Thanks for the help
Thanks for the help everyone. Here’s a simple sketch. Sorry it’s not in-debt, I’m not really wanting to sketch a schematic of the machine if I don’t know how it would work. Hopefully this expresses my idea a little bit better.
http://i.imgur.com/zvHvg.jpg
Sorry for it just being a photo (and a crappy drawing), I’m so busy I hardly have time to scan. 4 studio classes will do that to you. It still expresses my idea and what I want to do.
A lot of people gave a lot of very helpful suggestions, I’ll do my best to answer each question and concern and address all of the points:
@oddbot: all of those are really inspiring! Thanks, since I’m building a body of work I’ll have many more robots to create – once I get a better handle on robotics and “how stuff ticks” I’ll get into some of the more advanced robotics. Or at least, increase my confidence to do more of what you described.
@Nills: Yeah, it’s technically a printer. However I’m hesitant to just salvage a printer and use it to print random images. Yes, I could do this, but there are conceptual reasons for making it appear to look like an assembly line, conceptual reasons to the randomness, conceptual reasons to the ink dripping on it. It’s a convinient solution! Just not the solution I’m looking for. As for size, I’m unsure. Chances are I will be using a thick 10-12inch of 80weight (maybe less, if it doesn’t fold right on the roller) long sheet of paper. The length mostly depends on what rollers I get - I’m very much doing a recycled motif (which is great for me, because I’m a broke college student), so I’m considering just using paper towel rolls.

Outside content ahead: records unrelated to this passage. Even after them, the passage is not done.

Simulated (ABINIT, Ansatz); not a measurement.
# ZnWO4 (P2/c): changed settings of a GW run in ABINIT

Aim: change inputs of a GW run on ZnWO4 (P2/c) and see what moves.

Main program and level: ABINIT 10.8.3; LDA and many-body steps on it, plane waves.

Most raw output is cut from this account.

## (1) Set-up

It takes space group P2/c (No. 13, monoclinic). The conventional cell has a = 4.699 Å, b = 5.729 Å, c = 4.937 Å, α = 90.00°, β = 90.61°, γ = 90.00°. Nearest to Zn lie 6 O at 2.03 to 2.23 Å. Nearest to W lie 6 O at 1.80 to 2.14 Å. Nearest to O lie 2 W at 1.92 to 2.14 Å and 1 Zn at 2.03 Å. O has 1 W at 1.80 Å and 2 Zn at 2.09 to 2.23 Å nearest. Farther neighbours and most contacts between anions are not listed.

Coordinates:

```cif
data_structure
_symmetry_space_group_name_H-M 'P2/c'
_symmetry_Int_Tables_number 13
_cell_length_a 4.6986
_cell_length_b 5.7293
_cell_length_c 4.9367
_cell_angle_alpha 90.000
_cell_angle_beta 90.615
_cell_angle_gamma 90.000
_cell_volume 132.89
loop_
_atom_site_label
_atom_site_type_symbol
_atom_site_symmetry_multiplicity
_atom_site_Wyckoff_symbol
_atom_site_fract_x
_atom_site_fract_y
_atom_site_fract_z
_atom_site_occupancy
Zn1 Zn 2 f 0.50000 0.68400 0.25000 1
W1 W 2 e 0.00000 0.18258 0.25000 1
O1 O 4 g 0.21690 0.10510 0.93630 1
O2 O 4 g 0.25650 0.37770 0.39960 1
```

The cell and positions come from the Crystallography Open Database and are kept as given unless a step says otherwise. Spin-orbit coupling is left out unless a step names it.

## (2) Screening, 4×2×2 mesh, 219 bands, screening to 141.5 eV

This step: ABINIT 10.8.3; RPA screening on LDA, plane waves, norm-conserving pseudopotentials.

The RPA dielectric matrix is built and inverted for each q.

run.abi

@birdmum: All fantastic advice. The motor that controlls the rotors shouldn’t need any type of control aside from “ON” and “OFF”. I considered having it move the paper back and forth randomly as well, however I’ll have to see the initial results of the printer to see if they’re asthetically appealing before I go forward with that plan.
As for a microcontroller, yeah, that’s probably a smart idea. I’ve been recommended Arduino so I’ll go forward with Arduino. I’ve already done some research on it so it’s best anyways.
For the randomness, if I could just write a psuedo random number generator with Arduino, which is easily accomplishable I imagine I can just do that instead of using a light sensor or a white-detecting sensor. I’ll put that into play with some more interactive pieces later.
@Gareth: At the moment I’m just thinking a linear printer, not necessarily XY. If an XY printer is easily accomplishable it may add some more interesting results to the completed pieces, but I’m taking it easy for this first one.
Problems I envision:
Getting the paper to move on the roller. In my mind, easily solvable by having two rollers squeeze and pull the paper.
The paper getting too wet to have the pen draw on the paper. I can always just use a thin prismacolor marker, which shouldn’t need as much pressure on the paper. That’d solve that.
Getting the ink to drip. This is my main problem. If I just have them in stationary water bottles above the paper, there won’t be any color variation and it will be boring. Also, the change in pressure as ink drains from the bottles might cause the drip to stop, which isn’t preferable. Do I need these on another movable belt, with some way for the machine to know when to release some ink from a random bottle at random intervals? This seems like a tall order. Maybe I should just keep it the way I envisioned it. I would load up pre-loaded colored paper, but I want the ink to randomly overlap with the pen. Maybe I’m thinking outloud, but at this point it’s a “is this even possible without being enormously complicated” for the ink to have any sort of variation.
The pen being XY instead of just linear. I’m not sure if I want this but now that I think about it it will add a lot of creativity to the piece. Is this easily achievable or should I not bother for my first creation?
I guess what I’m looking for at this point is just a yes or no if this won’t work, or if my ideas will work. A shopping/scavanging list would be helpful but obviously some things will/won’t work and I’ll have to adjust what I purchase because of that. From my understanding, I should start with: an Arduino Board, Bread Board, some resistors, some diodes, some transistors, and maybe an h-bridge for the roller.
Once again thanks for the help everyone. I can’t wait to get my hands dirty, problem solve, and post photos of the installation.